Satisfying the Goat and the Cauliflower : A Collision of Things
Bard College, NY, 2015
My work explores photography’s ability to disorient and create narratives that may or may not be true. Things are not always what they seem to be; unexpected juxtapositions of things can shift relationships, undermine expectations, and end up turning the world upside down. Viewers might need to take a second look to understand what is going on in an image. Alternate realities can be formed by perceptual shifts of objects and vantage points, closings gaps between the apparent and the real.
I’m interested in things. By colliding materials, objects or different planes, slippage occurs, new realties are suggested. The visual collisions make me laugh. There are glimpses of the world outside of the frame, and we have the impression that things aren’t as solid as we thought. And decay is all around. I take note of the refuse that piles up and imagine the future this accumulation brings.

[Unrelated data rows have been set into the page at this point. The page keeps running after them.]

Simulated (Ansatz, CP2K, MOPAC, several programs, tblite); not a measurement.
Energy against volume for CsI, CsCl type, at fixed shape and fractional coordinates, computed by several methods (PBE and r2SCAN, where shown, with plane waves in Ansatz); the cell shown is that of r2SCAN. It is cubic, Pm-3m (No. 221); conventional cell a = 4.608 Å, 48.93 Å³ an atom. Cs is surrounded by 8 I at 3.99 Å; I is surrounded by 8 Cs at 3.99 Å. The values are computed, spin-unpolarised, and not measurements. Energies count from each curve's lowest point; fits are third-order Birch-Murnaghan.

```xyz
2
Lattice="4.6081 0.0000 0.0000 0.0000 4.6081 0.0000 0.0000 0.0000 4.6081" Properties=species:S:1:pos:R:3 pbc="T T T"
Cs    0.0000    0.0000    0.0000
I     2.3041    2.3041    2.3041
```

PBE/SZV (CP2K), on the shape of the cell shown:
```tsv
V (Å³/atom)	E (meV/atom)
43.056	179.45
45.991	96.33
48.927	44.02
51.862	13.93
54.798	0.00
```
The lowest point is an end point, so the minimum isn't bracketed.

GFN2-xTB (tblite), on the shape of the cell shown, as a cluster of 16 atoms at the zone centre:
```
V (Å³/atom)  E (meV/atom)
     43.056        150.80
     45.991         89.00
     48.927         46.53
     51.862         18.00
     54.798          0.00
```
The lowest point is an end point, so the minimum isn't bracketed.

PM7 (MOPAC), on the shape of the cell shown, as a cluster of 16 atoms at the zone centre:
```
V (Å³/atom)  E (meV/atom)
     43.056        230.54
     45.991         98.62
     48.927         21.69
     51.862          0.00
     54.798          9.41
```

Fabricated synthetic objects consume our attention and pull us away from the natural that we imitate. We bring the “natural” world into our artificial one. We impersonate nature in our ornamentation and in our cityscapes, and we bring it indoors. Instead of planting a garden, we embroider foliage into our living room carpet. Instead of going to a forest, we plant trees to line our city streets. And even in a “wild” landscape, a lamppost can be found.
I like to confuse the viewer and create false relationships. I play with scale, which again created perceptual illusions. A small image of a vast landscape can look miniature. Some photos printed almost life size can produce a sense of spatial disorientation and the impression that we are IN the image. The mirrors and mirror images I use here are another way of playing with space. You see the space that you and the mirror inhabit and then a different version of that space reflected on the mirror: a portal to another dimension?